He also spoke to The Guardian about the industry’s possible prejudice toward the LBGT community.
“No openly gay man has ever won the Oscar; I wonder if that is prejudice or chance,” he told The Guardian.
“How clever, how clever,” McKellen then said of Tom Hanks, Philip Seymour Hoffman and Sean Penn winning best actor Oscars for playing gay men. “What about giving me one for playing a straight man?” he asked.
McKellen was nominated for a best actor Oscar in 1999 for “Gods and Monsters” and in 2002 for best supporting actor in “The Lord of the Rings: The Fellowship of the Ring.”
“My speech has been in two jackets… ‘I’m proud to be the first openly gay man to win the Oscar,'” he said, recalling a line from the speeches. “I’ve had to put it back in my pocket twice.”

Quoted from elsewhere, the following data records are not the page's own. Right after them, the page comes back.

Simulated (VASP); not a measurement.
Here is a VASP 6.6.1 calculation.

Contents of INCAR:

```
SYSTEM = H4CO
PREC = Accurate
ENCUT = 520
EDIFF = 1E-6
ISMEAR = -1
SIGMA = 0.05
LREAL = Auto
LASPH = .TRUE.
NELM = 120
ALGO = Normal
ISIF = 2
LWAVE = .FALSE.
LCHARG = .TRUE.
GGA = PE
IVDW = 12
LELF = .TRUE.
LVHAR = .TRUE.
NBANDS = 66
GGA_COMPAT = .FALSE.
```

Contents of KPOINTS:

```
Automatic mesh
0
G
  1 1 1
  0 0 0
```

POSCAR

The Academy came under fire earlier this month following the Oscar nominations, which excluded people of color from acting categories. This brought the moniker #OscarsSoWhite back for a second time. Many other actors, including George Clooney, Mark Ruffalo, Viola Davis, Lupita Nyong’o, David Oyelowo, Steve McQueen, Will Smith and Jada Pinkett Smith, have criticized the Academy. Spike Lee announced he wouldn’t be attending the “lily-white Oscars.”
Last Friday, the Academy met to approve a series of changes for voting and recruitment as part of its goal to double the number of women and diverse members by 2020.